“Atlas 14” Update

I was poking around the Atlas 14 website and found a quarterly report from July 2017. Atlas 14 is the national effort to update rainfall statistics based on the very best rain gage data with good geographic coverage and the longest history (time period) available.  The work for most of the country has been completed, except for Texas and some states in the Pacific Northwest. Two key items from the report are discussed in this short post.

First, the results for Texas will be published in May 2018. As I posted earlier, this will likely revise upwards our estimate of the 1% annual chance, 24-hour event, from around 12 or 13 inches to perhaps 14 to 16 inches (depending upon what area of Harris County you are interested in).  This will require bayou modeling updates and updates to the regulatory floodplains – they will get wider and deeper.

Second, the progress report includes a section entitled: “Analysis of Impacts of Non-Stationary Climate on Precipitation Frequency Estimates.” This can be roughly translated to mean: “How might climate change alter rainfall statistics in the future?”

The Atlas 14 effort is a backward-looking effort. The study team is applying standard statistical tools to the available rainfall records to predict the likelihood of rain events of various depths in the future. This assumes that history is good predictor of the future.

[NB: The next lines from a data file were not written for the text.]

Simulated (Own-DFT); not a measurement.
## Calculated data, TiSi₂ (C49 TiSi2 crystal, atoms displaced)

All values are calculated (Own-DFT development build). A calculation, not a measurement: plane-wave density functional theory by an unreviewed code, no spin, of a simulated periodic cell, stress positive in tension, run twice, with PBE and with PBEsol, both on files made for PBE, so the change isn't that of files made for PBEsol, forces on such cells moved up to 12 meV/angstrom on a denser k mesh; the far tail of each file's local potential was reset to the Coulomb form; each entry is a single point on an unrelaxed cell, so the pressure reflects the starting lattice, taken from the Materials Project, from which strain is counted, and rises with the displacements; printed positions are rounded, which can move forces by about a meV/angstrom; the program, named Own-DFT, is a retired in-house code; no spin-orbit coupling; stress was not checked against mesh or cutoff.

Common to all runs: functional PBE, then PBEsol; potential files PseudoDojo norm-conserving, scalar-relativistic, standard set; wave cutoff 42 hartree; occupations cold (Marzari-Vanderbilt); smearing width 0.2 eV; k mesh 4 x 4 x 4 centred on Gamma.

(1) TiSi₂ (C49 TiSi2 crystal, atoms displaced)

The “non-stationary climate” analysis is starting to look at how a changing climate might alter things. The quarterly progress report indicates that the Federal Highway Administration tasked the study team to conduct a pilot project to look at how a changing climate might alter the future. The report indicates that “preliminary findings were inconclusive and the pilot project ended with more questions than answers.”

The project team promises to work with academia (Penn State and University of Illinois, Urbana-Champaign) and to report on further work in the next quarterly report.